The New York Times features a long, detailed look at what Dan Gilbert is doing downtown, a story that puts the skyscraper-buying and so-called "placemaking" in a national perpesctive.
David Segal writes in the lead business section article:
His plans, according to academics like Brent D. Ryan, author of “Design After Decline: How America Rebuilds Shrinking Cities,” amount to one of the most ambitious privately financed urban reclamation projects in American history.
Opportunity Detroit, as Mr. Gilbert has branded it, is both a rescue mission and a business venture that, if successful, will yield him a fortune. When he started buying in 2011, the city was having what he has described as a “skyscraper sale.” Among the bargains was the Dime Building, a 23-story neo-Classical gem of glazed brick and terra cotta trim, designed by Daniel Burnham — of Flatiron Building fame — and completed in 1912. In August 2011, Bedrock bought all 330,000 square feet of it, reportedly for $15 million. There are high-end apartments in Manhattan that cost more.

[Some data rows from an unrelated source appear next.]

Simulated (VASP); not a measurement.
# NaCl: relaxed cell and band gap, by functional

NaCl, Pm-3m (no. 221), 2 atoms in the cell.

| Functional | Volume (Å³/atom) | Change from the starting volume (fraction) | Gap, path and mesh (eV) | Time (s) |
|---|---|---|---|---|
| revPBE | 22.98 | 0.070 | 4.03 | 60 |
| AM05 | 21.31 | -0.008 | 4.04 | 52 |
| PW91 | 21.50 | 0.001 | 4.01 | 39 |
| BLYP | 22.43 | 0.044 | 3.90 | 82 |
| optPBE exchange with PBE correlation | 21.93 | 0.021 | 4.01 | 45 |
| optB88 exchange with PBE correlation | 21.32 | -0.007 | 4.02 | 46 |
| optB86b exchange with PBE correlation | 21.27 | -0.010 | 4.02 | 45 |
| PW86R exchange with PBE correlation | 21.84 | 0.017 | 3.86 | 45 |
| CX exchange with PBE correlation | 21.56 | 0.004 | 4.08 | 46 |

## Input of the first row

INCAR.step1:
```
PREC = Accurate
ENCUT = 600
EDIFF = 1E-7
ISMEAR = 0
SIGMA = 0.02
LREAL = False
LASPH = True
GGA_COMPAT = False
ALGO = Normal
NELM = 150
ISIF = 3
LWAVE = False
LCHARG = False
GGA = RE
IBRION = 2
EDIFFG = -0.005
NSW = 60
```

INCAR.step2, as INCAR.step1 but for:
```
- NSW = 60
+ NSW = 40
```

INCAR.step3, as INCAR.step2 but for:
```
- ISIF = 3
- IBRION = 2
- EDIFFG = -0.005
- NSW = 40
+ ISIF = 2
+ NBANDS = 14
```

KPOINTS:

If this area turns around, no one will profit quite like Mr. Gilbert, but the risk looks as great as the potential reward. Even with its auto industry in relatively robust, post-bailout health, Detroit has been on a long, distressing slide. A quarter of its population left in the last decade, and it has $14 billion in long-term debt. The financial situation is so dire that Michigan’s governor recently appointed an emergency manager. Detroit remains a national symbol of municipal decline, a victim of macroeconomic trends, poor planning and political corruption.
Mr. Gilbert is undaunted. Part-owner of a handful of casinos, he is familiar with big bets and steep odds, and, as they say in poker, he is all in. In 2010, he started moving his employees from a nearby suburb, and 7,600 people on his payroll now work downtown.